In the context of abstract algebra, following from Dummit's textbook. The action of $G$ on $A$ is called transitive if there is only one orbit. $i.e$, given any two elements $a,b \in A$, there is some $g \in G$ such that $a=g.b$.
I want to know why we called this as transitive.
From some basic set theory knowledge,
In equivalence relation, transitivity, $a \sim b$, $b\sim c$ then $a\sim c$.
Does the same thing happens in the group action?
To answer the title of your question, you can think of a transitive group action on a set $A$ as an action for which you can go from any point to another by the action of the group.
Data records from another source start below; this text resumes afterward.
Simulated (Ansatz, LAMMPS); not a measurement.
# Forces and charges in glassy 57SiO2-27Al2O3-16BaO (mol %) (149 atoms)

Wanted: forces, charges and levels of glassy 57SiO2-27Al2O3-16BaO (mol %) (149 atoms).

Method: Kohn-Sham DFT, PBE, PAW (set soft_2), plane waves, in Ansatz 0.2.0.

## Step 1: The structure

In general, this doesn't happen. If $G$ is a group acting on a set $A$, and $a \in A$, let $Ga$ denote all the points of $a$ you can get to by applying elements of $G$. Literally, $Ga = \{ g.a : g \in G \}$. Then in general, you will have elements $a, a', a''$ etc. (possibly uncountably many) such that $A$ is the disjoint union of the sets $Ga, Ga', Ga''$ etc. These sets are called the orbits of $A$ under the action of $G$. If there is just one set in this disjoint union, that's transitive.
If $a \in A$, then you can always restrict the action of $G$ to the set $Ga$. Then $G$ does act transitively on $Ga$.
Example:
1 . $G = \textrm{GL}_2(\mathbb R)$, the group of $2$ by $2$ real matrices with nonzero determinant. $G$ acts on $\mathbb{R}^2 - \{(0,0)\}$ by $\begin{pmatrix} a & b \\ c & d \end{pmatrix} . (x,y) = (ax + by, cx + dy)$. Since you can get from any given nonzero vector to another by applying some invertible matrix, the action here is transitive.
2 . $G = \textrm{SO}_2(\mathbb R)$, the group of $2$ by $2$ real matrices $g$ such that the determinant of $g$ is $1$ and such that $gg^t = I$, where $g^t$ is the transpose of $g$ and $I$ is the identity matrix. $G$ acts on $\mathbb{R}^2 - \{(0,0) \}$ by the same formula. You can show every $g \in G$ takes the form $$g = \begin{pmatrix} \cos \theta & \sin \theta \\ -\sin \theta & \cos \theta \end{pmatrix}$$
for some $\theta \in \mathbb{R}$, and if $v \in \mathbb{R}^2$ is a nonzero, then $g.v$ is the vector obtained by rotating $v$ counterclockwise by $\theta$ radians. In this case, you definitely cannot get from one given element to another by applying something in $G$, since you can only use $G$ to rotate points around. So the action is not transitive. It follows that the orbits of $\mathbb{R}^2 - \{(0,0\}$ under the action of $G$ are the circles with center $(0,0)$, and $\mathbb{R}^2 - \{(0,0)\}$ is the disjoint union of the orbits $$\mathbb{R}^2 - \{(0,0)\} = \bigcup\limits_{r \in (0,\infty)} \{ (x,y) \in \mathbb{R}^2 : x^2 + y^2 = r^2 \}$$
Mathematicians like to copy names from different topics although their relation is ever so subtle. You should be aware of that because it can get confusing, especially when there is a generalization of a concept.